‘Terrorism a grave threat to Humanity’, India at the UN General Assembly

‘Terrorism a grave threat to Humanity’, India at the UN General Assembly

by Shruthi Venkatesh November 12 2018, 3:27 pm Estimated Reading Time: 2 mins, 23 secs

Terrorism is the most serious violation of human rights said India at the UN, urging the global community to take a resolute action against the menace in all its forms and manifestations. On the 2nd of November, the First Secretary in the Permanent Mission of India to the United Nations, Paulomi Tripathi said at General Assembly 3rd session on report of the ‘Human Rights Council’ that terrorism is the most serious violation of human right and international community must take resolute action against it to protect the fundamental freedom of innocent people.

“A lack of consensus in the Human Rights Council's actions in situation-specific issues is a worrisome development that compromises its effectiveness and credibility,” Tripathi stated at the UN. “Terrorism is the most serious violation of human rights which emanates from beyond our borders. The international community must take resolute action against terrorism in all its forms and manifestations to prevent and stop abuse of human rights and fundamental freedoms of innocent people,” Tripathi said according to a report in PTI.
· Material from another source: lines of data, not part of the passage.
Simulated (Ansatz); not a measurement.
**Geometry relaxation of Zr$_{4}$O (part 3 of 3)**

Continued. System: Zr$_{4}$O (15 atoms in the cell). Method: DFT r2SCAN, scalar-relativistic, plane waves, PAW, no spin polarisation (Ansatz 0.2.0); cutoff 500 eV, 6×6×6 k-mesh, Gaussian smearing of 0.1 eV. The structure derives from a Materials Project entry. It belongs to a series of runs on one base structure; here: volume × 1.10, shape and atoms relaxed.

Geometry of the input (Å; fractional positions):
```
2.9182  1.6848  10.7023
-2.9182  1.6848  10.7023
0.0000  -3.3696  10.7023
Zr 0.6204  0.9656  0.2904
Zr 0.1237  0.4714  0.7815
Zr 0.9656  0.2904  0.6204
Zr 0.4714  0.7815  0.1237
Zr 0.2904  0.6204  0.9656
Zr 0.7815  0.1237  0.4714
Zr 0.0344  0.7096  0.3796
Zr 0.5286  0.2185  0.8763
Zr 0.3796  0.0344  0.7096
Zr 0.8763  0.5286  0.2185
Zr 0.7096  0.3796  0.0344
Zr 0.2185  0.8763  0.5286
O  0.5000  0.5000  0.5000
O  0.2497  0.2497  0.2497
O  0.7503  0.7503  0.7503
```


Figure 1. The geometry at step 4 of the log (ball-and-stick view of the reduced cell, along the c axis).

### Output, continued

General assembly by Human rights council (brookings institution)

According to her, the adoption of aggressive and confrontational approach and overly intrusive methods, without consultation and consent of the country is concerned to have been counterproductive, leading only to politicisation of human rights issues. Moreover, India has called for the Human Rights Council to continue to strengthen its adherence to the fundamental principles of universality, transparency, impartiality, objectivity, non-selectivity and constructive dialogue for retaining its relevance and efficacy.

Tripathi also pointed out that the number of special procedures is increasing since commencement of the Council, leading to duplication of mandates, which clearly focuses that the process of selection of procedure of those mandate-holders that needs more transparency. She said the dependence of the Council on voluntary funding is of continuing concern and the Council needs to continue to rationalise its priorities of work, to make the most efficient use of the limited resources.

Paulomi Tripathi, secretary with India's permanent mission to the UNGA (news track english)

Tripathi expressed her concern on council’s dependency on voluntary funding and emphasized the role of council in building consensus on the issues such as protection of human rights in the cyberspace and impact of artificial intelligence on human rights. India was last month elected to the Human Rights Council and remains committed to bring in pluralistic, moderate and balanced perspectives, to bridge multiple divides in human rights discourse and in action, within the Council and beyond.

India has raised this issue of terrorism at UN General Assembly sessions many number of times, citing terrorism a grave threat to humanity and have urged the international community to unite the act against this threat and to prevail peace and stability in the world yet India itself is a victim of terrorism for last 40 years.